Lee Weidner wrote about Bauder’s Shopping Journal, “In an ealier era, everyone read Bauder’s Shopping Journal.” The Shopping Journal was circulated in Hellertown and 35 other locations an including by the office holders at the courthouses in Easton and Allentown.
The caption of the photo below (from Images of America: Hellertown) reads:
Charles W. Bauder, “Pokey”, covered Hellertown like a blanket in his weekly Shopping Journal. On April 26, 1952, this photograph was taken in his small office, which was located within Ed Brown’s Electric Company on Main Street. His office was here between 1950 and 1955, but “Pokey” wore out plenty of shoe leather around town, gathering the big stories.



. A quick look at the prices in the Journal helps you understand that this edition was published in 1959, Wednesday, June 10, 1959, to be exact.


On Main Street, Hellertown, you could buy a gallon of paint for $5.95, port cutlets for 89 cents a pound, a Revelation Catalina swimsuit for $17.95, or stop by Stern’s Economy Market and spend $5 for a chance to win $25 in groceries.

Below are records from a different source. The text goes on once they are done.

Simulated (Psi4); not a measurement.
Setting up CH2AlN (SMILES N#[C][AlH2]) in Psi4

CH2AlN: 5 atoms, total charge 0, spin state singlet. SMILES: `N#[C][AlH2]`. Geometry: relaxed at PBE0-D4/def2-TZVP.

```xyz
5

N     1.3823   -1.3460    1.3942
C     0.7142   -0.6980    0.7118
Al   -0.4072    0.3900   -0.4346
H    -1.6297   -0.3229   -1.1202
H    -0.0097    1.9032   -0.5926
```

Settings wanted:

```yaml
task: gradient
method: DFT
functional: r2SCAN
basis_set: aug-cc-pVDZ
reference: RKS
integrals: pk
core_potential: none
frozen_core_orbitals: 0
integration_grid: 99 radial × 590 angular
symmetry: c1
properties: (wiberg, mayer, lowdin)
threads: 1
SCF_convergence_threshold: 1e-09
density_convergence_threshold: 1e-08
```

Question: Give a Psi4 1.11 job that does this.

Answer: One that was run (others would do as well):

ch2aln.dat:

Additionally, you could stop by Judd’s on Northampton Street for a Pepperidge Farm Turnover to enjoy the weekend entertainment at Milt Kurteson’s Playland Park.

It's News
By M. J. Dimmick, Chairman of Borough Authority
It's News was a column written in Bauder's Shopping Journal. This entry seems timeless, as it was written over 65 years ago.
One of the big headaches in municipalities for years has been the question of garbage removal. Hellertown was the first Borough in the Valley to collect (and dispose of) refuse as a Borough function. Prior to that time, every vacant lot in the community served as a dump and was littered with trash and paper. Not only unsightly but also unhealthy. We realized the only way to have complete cooperation from citizens was to levy an equal assessment against each, and the result justified our action.
Many other methods of garbage collection are in effect in various towns and cities. One scheme is to have the collection done by private collectors on a lump sum basis by annual bidding, and the Borough levies an assessment. This may have the advantage of the Borough not being required to maintain equipment and organization, but it merely provides for the revenue without control. Another method is for the City or Borough to have no fixed program but issues licenses to every Tom, Dick & Mike who chooses to go into the garbage business. In such cases, the homeowner selects his own collector and pays whatever rate the collector chooses to charge. Here again, the municipality has no control. There is the suburbanite who has no such service available to him. He follows the most convenient and cheapest method of dropping a bag of refuse at some isolated spot or in some stream.
Regardless of the type of system of collection in effect, the cities and boroughs of the county have adopted the same method of disposal. Haul it into the neighboring Township. An abandoned stone, slate, or cement quarry has been a convenient and economical spot to dump it. In other cases where no depression in the earth is available, trenches are bulldozed and garbage buried. These schemes served their purpose in days when the Township was sparsely populated, and no one was offended by the odor and nuisance.
It is suggested studies be made of installing incinerators, strategically located and available to all our centers of population throughout the county. Such disposal plants to be within easy access of all cities and towns. Contrary to common belief, present systems of incineration emit very little odor, so there can be no objection by the Townships nor the inhabitants within close proximity of the plants. Properly installed, with modern driveways and landscaping, such a plant can blend with the neighborhood and become an asset rather than a nuisance. To be successful, of course, requires the full cooperation of every city and town, as well as the Townships. The incorporation, operations, and management should be administered by the County through the appointment of an Authority. After all municipalities have contracted to use its facilities, the Authority can issue bonds for the purchase of properties and installation of the plants.
The transportation of garbage from City to plant could be handled in authority-owned, standardized trailers and tractors. Or each municipality could purchase its own trailers to be hauled by Authority tractors on given schedules. The important feature here is that equipment be standardized for easy operation. Charges for disposal could be on a ton basis, so there would be no discrimination.
Within the foreseeable future, garbage dumps will become exceedingly expensive or will not be permissible in the Township, so other means of disposal must be found. Due to the density of population, it is believed by buiding, but a few plants within the County is far more healthful and economical than each City, Borough, or Township operating its own plant. It must be remembered, air pollution, is also becoming a matter of concern in our present centers of population. This problem merits investigation by public and health officials.